Deep Learning for Speech Recognition and Related Applications
Li Deng · Dong Yu · Geoffrey E Hinton

Sat Dec 12 07:30 AM -- 06:30 PM (PST) @ Hilton: Cheakamus
Event URL: http://research.microsoft.com/en-us/um/people/dongyu/NIPS2009/ »

Over the past 25 years or so, speech recognition technology has been dominated by a “shallow” architecture --- hidden Markov models (HMMs). Significant technological success has been achieved using complex and carefully engineered variants of HMMs. The next generation of the technology requires solutions to remaining technical challenges under diversified deployment environments. These challenges, not adequately addressed in the past, arise from the many types of variability present in the speech generation process. Overcoming these challenges is likely to require “deep” architectures with efficient learning algorithms.

For speech recognition and related sequential pattern recognition applications, some attempts have been made in the past to develop computational architectures that are “deeper” than conventional HMMs, such as hierarchical HMMs, hierarchical point-process models, hidden dynamic models, and multi-level detection-based architectures, etc. While positive recognition results have been reported, there has been a conspicuous lack of systematic learning techniques and theoretical guidance to facilitate the development of these deep architectures. Further, there has been virtually no effective communication between machine learning researchers and speech recognition researchers who are both advocating the use of deep architecture and learning. One goal of the proposed workshop is to bring together these two groups of researchers to review the progress in both fields and to identify promising and synergistic research directions for potential future cross-fertilization and collaboration.

Author Information

Li Deng (Citadel)
Dong Yu (Microsoft Research)
Geoffrey E Hinton (Google & University of Toronto)

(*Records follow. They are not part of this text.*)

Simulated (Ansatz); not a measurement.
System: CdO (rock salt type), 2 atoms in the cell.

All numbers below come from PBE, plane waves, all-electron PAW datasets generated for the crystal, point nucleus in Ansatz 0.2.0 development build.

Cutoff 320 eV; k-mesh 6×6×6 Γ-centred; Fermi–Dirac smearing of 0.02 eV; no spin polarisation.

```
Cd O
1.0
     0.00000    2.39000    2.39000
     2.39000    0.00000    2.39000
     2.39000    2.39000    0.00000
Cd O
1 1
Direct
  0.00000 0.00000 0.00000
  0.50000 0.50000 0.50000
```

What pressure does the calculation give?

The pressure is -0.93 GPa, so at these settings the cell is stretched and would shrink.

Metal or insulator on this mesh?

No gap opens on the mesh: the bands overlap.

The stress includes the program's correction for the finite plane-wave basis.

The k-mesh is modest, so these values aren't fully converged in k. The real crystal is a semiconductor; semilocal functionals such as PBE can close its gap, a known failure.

Geoffrey Hinton received his PhD in Artificial Intelligence from Edinburgh in 1978 and spent five years as a faculty member at Carnegie-Mellon where he pioneered back-propagation, Boltzmann machines and distributed representations of words. In 1987 he became a fellow of the Canadian Institute for Advanced Research and moved to the University of Toronto. In 1998 he founded the Gatsby Computational Neuroscience Unit at University College London, returning to the University of Toronto in 2001. His group at the University of Toronto then used deep learning to change the way speech recognition and object recognition are done. He currently splits his time between the University of Toronto and Google. In 2010 he received the NSERC Herzberg Gold Medal, Canada's top award in Science and Engineering.